Chambers Bar & Grill, located on the lobby level of Hilton KL, offers a selection of prime meat cuts dry-aged in a custom-designed Himalayan Salt Tile Dry Aging Cabinet. The meat is hung and dry-aged from 14 to 36 days in this climate controlled cabinet where excess moisture is extracted from the meat giving it an intense depth of flavour while tenderizing it beautifully.
Before the main event, we had a couple of appetizers, starting with the Hokkaido Bay Scallop (RM48). Two plump scallops are grilled, and served with a green pea moussoline, potato straw and crispy bacon. We enjoyed this, wish we had listened to our server and ordered two portions of this.
The citrus-marinated Tiger Prawn (RM48) came with three butterflied prawns, served with a sweet-tangy mango & papaya salsa,coriander dressing and toasted sesame seeds. Light and tasty.

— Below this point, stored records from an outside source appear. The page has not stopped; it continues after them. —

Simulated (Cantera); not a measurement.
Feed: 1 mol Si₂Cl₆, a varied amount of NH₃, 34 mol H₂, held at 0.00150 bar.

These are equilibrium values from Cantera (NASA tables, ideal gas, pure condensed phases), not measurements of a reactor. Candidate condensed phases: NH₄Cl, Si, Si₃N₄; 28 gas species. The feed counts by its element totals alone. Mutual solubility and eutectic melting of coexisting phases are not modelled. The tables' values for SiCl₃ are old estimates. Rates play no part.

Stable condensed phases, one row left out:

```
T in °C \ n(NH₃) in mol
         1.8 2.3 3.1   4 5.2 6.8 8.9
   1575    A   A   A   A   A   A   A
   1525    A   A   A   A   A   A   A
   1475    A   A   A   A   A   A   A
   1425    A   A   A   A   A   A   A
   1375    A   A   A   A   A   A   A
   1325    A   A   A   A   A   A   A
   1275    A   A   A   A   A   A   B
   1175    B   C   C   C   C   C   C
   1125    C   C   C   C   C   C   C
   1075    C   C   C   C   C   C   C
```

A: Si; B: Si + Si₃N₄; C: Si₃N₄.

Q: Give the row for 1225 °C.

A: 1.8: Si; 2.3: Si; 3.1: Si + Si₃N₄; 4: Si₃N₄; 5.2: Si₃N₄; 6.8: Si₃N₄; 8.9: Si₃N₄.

The star of the evening is the Wagyu Tomahawk (RM820 per kg) which has been dry-aged in the Himalayan Salt Tile Cabinet. Each tomahawk portion is approximately 1.0-1.5kg, ours was slightly over 1.3kg. The Wagyu selected for Chambers Bar & Grill is one of the highest quality Wagyu products available outside Japan and has been sourced from one of Australia’s most awarded Wagyu producers “Sher” owned by Sher family producing Full Blood and F1 Crosses since 1991. Sher Wagyu uses Tajima, Fujiyoshi & Kedaka bloodlines which the pedigree can be traced back to Japanese ancestors.
The tomahawk has been grain-fed 400+ days, with a marble score 6-7.
The tomahawk is cooked on the charcoal grill and comes with buttered corn, confit garlic and a choice of sauce. Arriving on a large wooden board, it was most certainly impressive-looking and turned heads in the restaurant. Beautifully cooked to medium doneness, we enjoyed every bit of this platter. The meat was tender and full of flavour, as expected of a dry-aged Wagyu beef. There are also "small surprises" in the form of deep fried crispy beef fat topped all over the tomahawk. To go with the steak, we ordered the sautéed baby spinach (RM18) and hand-cut steak fries (RM24).
Juicy, tender and grilled to perfection
Chambers Grill serves three types of salt - red wine salt that goes with meat, lemon salt with seafood, and smoked salt to go with chicken. In the background, jalapeno bread.
For desserts we had the Bourbon vanilla creme brulée (RM32) with Cointreau-marinated Forest Berries and raspberry sorbet, warm Chocolate Brownie (RM32) with butterscotch sauceand pecan ice cream and lavastone-grilled Sarawak pineapple (RM30) with peppermint jelly and coconut ice cream. Our favorite is the chocolate brownie - rich and sinful!
Chambers Bar is connected to the Grill with access from both the Grill room and the lobby lounge. It offers a good selection of champagne, wine, hard liquor, cigars as well as hip and trendy cocktails in a stylish setting. Great place for chilling and people-watching, while enjoying a glass of cocktail or whisky on the rocks.
Malaysian Mule (RM41) - Lemongrass-infused Vodka, kaffir lime juice, brown sugar, fresh ginger and ginger beer
Macallan 12 Years (RM38)
Classic Mojito (RM41) and Long Island Iced Tea (RM41)
Opening times: Lunch: 12noon to 2.30pm; Dinner: 6.30pm to 10.30pm daily. Bar open from 10am to 1 am daily.
Location: Chambers Bar & Grill, Lobby Level, Hilton Kuala Lumpur, 3, Jalan Stesen Sentral, Kuala Lumpur Sentral, 50470 Kuala Lumpur.